U.S. Puts $5M Bounty Out on Drug Cartel Leader

The United States Thursday offered a reward of up to $5 million for information leading to the capture of a reputed Mexican drug cartel chieftain, whose group allegedly smuggles tons of cocaine and marijuana north each year.

Jorge Eduardo Costilla Sanchez has been charged in the U.S. with 12 counts of drug trafficking and money laundering and is also wanted for assaulting a federal law enforcement officer, U.S. Ambassador Tony Garza said in a U.S. Embassy statement.

"In addition to being an extremely dangerous criminal, Jorge Eduardo Costilla Sanchez is the linchpin of a network of drug dealers and murderers," he said.

He said Costilla Sanchez is believed to be the leader of the Gulf Cartel, an organization responsible for the distribution of thousands of pounds of cocaine and marijuana into Mexico and the United States yearly.

"Residents of our border communities will be significantly safer if he is apprehended and bought to justice," Garza said.

Costilla Sanchez has been linked to the brutal killing of newspaper columnist Francisco Arratia Saldierna, who was beaten to death in Matamoros in August 2004. Arratia Saldierna's reports on drug trafficking and organized crime might have prompted the attack.

The Gulf Cartel was thought to be headed by Osiel Cardenas until his 2003 capture following a shootout with police in Matamoros.

Mexican authorities believe Cardenas has continued to run much of his drug gang's operations from prison and may have formed an alliance with another jailed kingpin, Benjamin Arellano Felix, who is accused of heading the Tijuana-based smuggling syndicate that bears his family's name.

Both men are being held in the top-security La Palma prison west of Mexico City.

But Thursday's announcement emphasized Costilla Sanchez's role as chief of the cartel.

"We offer a reward of up to $5 million for information leading to his arrest," Garza said.

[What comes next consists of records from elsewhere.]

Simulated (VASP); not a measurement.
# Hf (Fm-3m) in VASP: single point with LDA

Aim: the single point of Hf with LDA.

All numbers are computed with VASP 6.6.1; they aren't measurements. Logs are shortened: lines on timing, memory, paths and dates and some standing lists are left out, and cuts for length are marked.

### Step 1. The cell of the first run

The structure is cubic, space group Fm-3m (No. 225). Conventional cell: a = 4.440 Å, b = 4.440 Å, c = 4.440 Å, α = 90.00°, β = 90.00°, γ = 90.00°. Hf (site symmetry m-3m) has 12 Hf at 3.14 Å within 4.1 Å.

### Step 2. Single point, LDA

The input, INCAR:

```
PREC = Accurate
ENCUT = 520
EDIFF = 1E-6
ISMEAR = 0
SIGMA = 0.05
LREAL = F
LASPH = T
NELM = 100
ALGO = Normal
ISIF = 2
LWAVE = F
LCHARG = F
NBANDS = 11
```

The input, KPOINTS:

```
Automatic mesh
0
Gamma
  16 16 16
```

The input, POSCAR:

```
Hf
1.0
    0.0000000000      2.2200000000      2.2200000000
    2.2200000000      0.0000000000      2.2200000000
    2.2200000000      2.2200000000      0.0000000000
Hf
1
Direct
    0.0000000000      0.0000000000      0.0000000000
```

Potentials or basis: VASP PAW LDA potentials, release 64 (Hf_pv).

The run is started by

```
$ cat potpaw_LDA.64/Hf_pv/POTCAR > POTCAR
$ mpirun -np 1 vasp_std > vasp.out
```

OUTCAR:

U.S. officials say that while Colombia remains the world's biggest producer of cocaine, more than 90 percent of it enters the United States through Mexico, and cartels based in this country are now the most powerful in the world.

Investigators have blamed mounting violence along the U.S.-Mexico border on a turf war between rival cartels over billion-dollar smuggling routes into the United States.